Columbia/Tri-Star // R // October 19, 2007
List Price: Unknown [Buy now and save at Anrdoezrs]

Review by Eric D. Snider | posted October 19, 2007 | E-mail the Author
We've all been disappointed by lousy thrillers that had cool ideas but didn't know how to execute them. "30 Days of Night" is the rare horror film that actually lives up to its potential.

Based on a comic book mini-series by Steve Niles and Ben Templesmith, the film's premise is so ingeniously simple you'll wonder why you didn't think of it yourself: A band of vampires targets an isolated Alaska town where there's no sunlight for 30 days at a stretch. That's a lot better than movies about vampires who live in L.A., which makes no sense at all.
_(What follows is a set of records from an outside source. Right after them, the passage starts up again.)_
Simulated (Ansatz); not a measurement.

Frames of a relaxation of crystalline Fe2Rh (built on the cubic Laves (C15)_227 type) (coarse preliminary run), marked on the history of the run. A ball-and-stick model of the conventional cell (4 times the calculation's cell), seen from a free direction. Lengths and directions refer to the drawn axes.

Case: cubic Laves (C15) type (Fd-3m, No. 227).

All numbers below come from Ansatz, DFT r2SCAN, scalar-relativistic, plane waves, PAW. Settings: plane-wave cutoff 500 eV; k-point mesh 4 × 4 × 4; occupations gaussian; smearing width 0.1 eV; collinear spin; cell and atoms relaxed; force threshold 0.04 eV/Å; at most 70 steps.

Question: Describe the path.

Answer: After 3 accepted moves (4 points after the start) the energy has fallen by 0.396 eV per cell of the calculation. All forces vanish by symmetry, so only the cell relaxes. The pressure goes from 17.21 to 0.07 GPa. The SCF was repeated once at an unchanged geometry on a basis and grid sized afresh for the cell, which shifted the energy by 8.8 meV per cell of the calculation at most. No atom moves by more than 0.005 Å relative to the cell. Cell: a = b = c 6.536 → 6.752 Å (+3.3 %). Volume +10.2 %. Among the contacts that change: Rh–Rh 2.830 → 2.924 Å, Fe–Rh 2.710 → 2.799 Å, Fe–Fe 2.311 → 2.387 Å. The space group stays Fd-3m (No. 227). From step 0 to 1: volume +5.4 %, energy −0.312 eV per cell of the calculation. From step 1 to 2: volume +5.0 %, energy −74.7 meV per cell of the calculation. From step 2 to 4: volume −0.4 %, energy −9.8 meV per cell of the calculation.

These bloodsuckers are smart, making sure to cut off electricity and communication, and to sabotage the local helicopter. Tiny towns like Barrow -- population 563, except during the dark month, when all but 152 of the stalwarts move to sunnier digs -- need a chopper because the nearest community is 80 miles away, and the road to it is often impassable. Everyone lives here because they like the cold and isolation. They live here because "nobody else can," as one character puts it.

We begin in the waning hours of the last day of sunlight as town sheriff Eben Oleson (Josh Hartnett) is scurrying from place to place, making sure the town is ready for the month-long night. His estranged wife, Stella (Melissa George), a state fire marshal, is in town on regulatory business but doesn't want to talk to him. When she finally calls him, it's only to ask for a ride to the tiny local airport before it closes for the night -- so he sends his trusty deputy to chauffeur her instead. Two can play at this game.

Strange things have already begun to happen outside of Eben and Stella's marriage. Someone stole a cache of satellite phones and burned them in a field. A group of sled dogs were murdered at a kennel. There was the aforementioned helicopter vandalism. The likely culprit for it all is a man referred to as The Stranger (Ben Foster), a filthy, rotten-toothed little weasel who isn't a local resident and smugly refuses to tell Eben anything about himself or his activities. He warns that dark things are a-comin', and it ain't just the 30 days of night.

The vampires -- vicious, malformed, shrieking devils who speak their own Germanic-sounding language and have a clear pack leader (Danny Huston) -- beset the village in a hellish attack. Most victims are killed, though a few are turned into vampires themselves. (The rules governing when and how that occurs are not clearly established.) Eben, Stella, and a band of survivors alternate between fighting, hiding, and running. Guns aren't very effective against the beasts, but Eben discovers that an ax can be.

And there you go. There's your vampire movie, uncomplicated, straightforward, suspenseful, and clever when it needs to be. I find it interesting that it was directed by David Slade, whose first film was "Hard Candy," a sexual-predator thriller that was all about tension and apprehension rather than actual on-screen mayhem. "30 Days of Night" gets a lot of mileage from that same type of thrill, particularly in the calculated way the scenario is set, and in the strategic use of silence. Much of the film is eerily quiet, with very little musical accompaniment, and always the low howl of the wind in the background.

Then, gradually, the story becomes grislier and more visceral, though it never stoops to wallowing in the gore. By the end, everyone on both sides is grungy and blood-soaked, and you feel almost as worn out from watching it as they are from experiencing it. Not nearly as cold, though, thank goodness.